Weddle released by Ravens; 'no hard feelings'

OWINGS MILLS, Md. -- The Baltimore Ravens have cut free safety and defensive leader Eric Weddle, who said he wasn't offered a pay raise to stay with the team.

Weddle, who turned 34 in January, reached the Pro Bowl six times, including all three seasons in Baltimore. Considered the quarterback of the NFL's top-ranked defense, he finished third on the team in tackles with 68.

"Eric Weddle is a true pro in every aspect of his life and exemplifies what it means to play like a Raven," general manager Eric DeCosta said in a statement.

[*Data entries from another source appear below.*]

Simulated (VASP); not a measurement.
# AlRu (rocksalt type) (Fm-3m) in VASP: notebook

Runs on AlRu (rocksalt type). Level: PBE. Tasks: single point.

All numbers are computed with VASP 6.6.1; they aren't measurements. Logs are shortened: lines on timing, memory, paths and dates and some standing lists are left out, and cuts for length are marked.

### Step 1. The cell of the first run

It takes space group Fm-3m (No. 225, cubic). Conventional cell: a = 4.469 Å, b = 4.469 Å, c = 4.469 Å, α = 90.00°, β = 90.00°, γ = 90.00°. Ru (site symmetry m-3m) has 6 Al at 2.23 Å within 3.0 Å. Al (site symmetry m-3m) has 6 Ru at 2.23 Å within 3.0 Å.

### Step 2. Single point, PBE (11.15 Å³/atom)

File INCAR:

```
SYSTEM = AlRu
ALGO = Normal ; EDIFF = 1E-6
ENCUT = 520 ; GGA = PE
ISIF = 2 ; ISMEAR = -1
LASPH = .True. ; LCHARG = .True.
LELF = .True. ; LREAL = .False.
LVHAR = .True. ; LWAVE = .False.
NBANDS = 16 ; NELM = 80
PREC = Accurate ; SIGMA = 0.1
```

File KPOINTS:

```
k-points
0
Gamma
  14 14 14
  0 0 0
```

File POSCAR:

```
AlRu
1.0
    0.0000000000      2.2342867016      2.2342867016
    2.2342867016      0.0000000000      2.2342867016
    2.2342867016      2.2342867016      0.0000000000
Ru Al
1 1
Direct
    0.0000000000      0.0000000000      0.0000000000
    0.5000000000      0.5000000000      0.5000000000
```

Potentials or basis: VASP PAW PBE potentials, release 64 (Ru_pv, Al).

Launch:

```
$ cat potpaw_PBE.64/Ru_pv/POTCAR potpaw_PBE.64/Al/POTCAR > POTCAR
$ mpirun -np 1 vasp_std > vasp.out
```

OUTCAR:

"He's the ultimate competitor, a great leader and one of the smartest players we've ever had. He's a unique blend of talent, work ethic, passion and humility. Eric will always be a significant part of our Ravens family, and we'll enjoy watching his next chapter."

Weddle's football intelligence was key in the defense's success and allowed Baltimore to continually change coverages to keep teams off balance. But he recorded a career-low three pass breakups in 2018 and didn't make an interception for the first time since 2015.

He had one year remaining on his contract at a base salary of $6.5 million. Baltimore created $7.5 million in cap space by cutting him.

Getting released was always in the back of his head, but he thought the team would give him a chance to stay in Baltimore.

"It's their decision, and I respect that. No hard feelings," Weddle said. "[DeCosta] said, 'We're releasing you,' and said some nice things about me. That was it. They're moving forward. I didn't get any inclination that they wanted to bring me back, which is totally fine. He's moving forward with his plan, and I will be pulling for him."

Weddle contemplated retirement at the end of the season, but he decided to continue playing because his body was in better shape following this season than recent ones.

"It's all about my health and my mindset," Weddle said. "Who knows how long I'l play? 34-35 is the new 31 with the way guys are playing these days."

Weddle said "a lot of teams" have expressed interest in him. He expects to take a few free-agent trips to get a feel for teams before making a decision.

Would it feel weird if he stayed in the AFC North and played the Ravens twice a year?

"Yeah, that would be. It's not out of the question, though," Weddle said. "It's where you're wanted and where you feel like you'll have an impact. The passion and desire needs to be there. I'll end up where I'm supposed to end up."

In a text to ESPN's Josina Anderson, safety Tony Jefferson wrote of Weddle: "Undeniable amount of respect I have for him. He changed my whole outlook about football & life. I can't stop working out or watching film bc this guy showed me how to be a pro. He's more than my best friend. He's really my brother & our bond will never break. Much love to Weddle. He'll have a yellow jacket."

Weddle brought stability to a defensive backfield that was lacking it since the team parted ways with Hall of Fame safety Ed Reed in 2013. In three seasons with Weddle patrolling the secondary, the Ravens allowed the second-lowest passer rating (80.0), third-lowest completion rate (60.3 percent) and seventh-fewest passing yards (10,505).

"That's what we set out three years ago when I signed here, turn this defense around and be the best in the league," Weddle said of the defense, which finished No.1 for the second time in franchise history. "To see the guys grow and the actual hand you had in helping these guys and try to teach and guide them ... that's the hardest part about all of it. It's the emotional side. It's not so much getting cut. That's life in the NFL.

"Knowing I won't get to play with my brothers that I love dearly, that's the hardest part."

Coaches have talked about how Weddle's value goes beyond statistics. Defensive coordinator Don "Wink" Martindale referred to Weddle as a "football savant" for how he confuses quarterbacks by disguising coverages.

Defensive end Chris Wormley tweeted: "One of the greatest leaders I've even been around! Thanks for everything Uncle Weddle!"

Weddle, a 2007 second-round pick, spent his first nine seasons with the Chargers before having a falling out with the organization. He signed a four-year, $26 million contract with the Ravens in 2016, and he earned a $1 million incentive this past season after he was named to the Pro Bowl and Baltimore reached the postseason.

One of the reasons Weddle joined the Ravens in 2016 was the recruitment of DeCosta, who is now in his first year as general manager. Weddle believes he will remain close with DeCosta after his departure.

"Who knows? Years down the road, I'll be working for Eric," Weddle said.

Weddle's release adds to a loaded free-agent class for safeties. Earl Thomas, Landon Collins and Tyrann Mathieu also will be available March 13.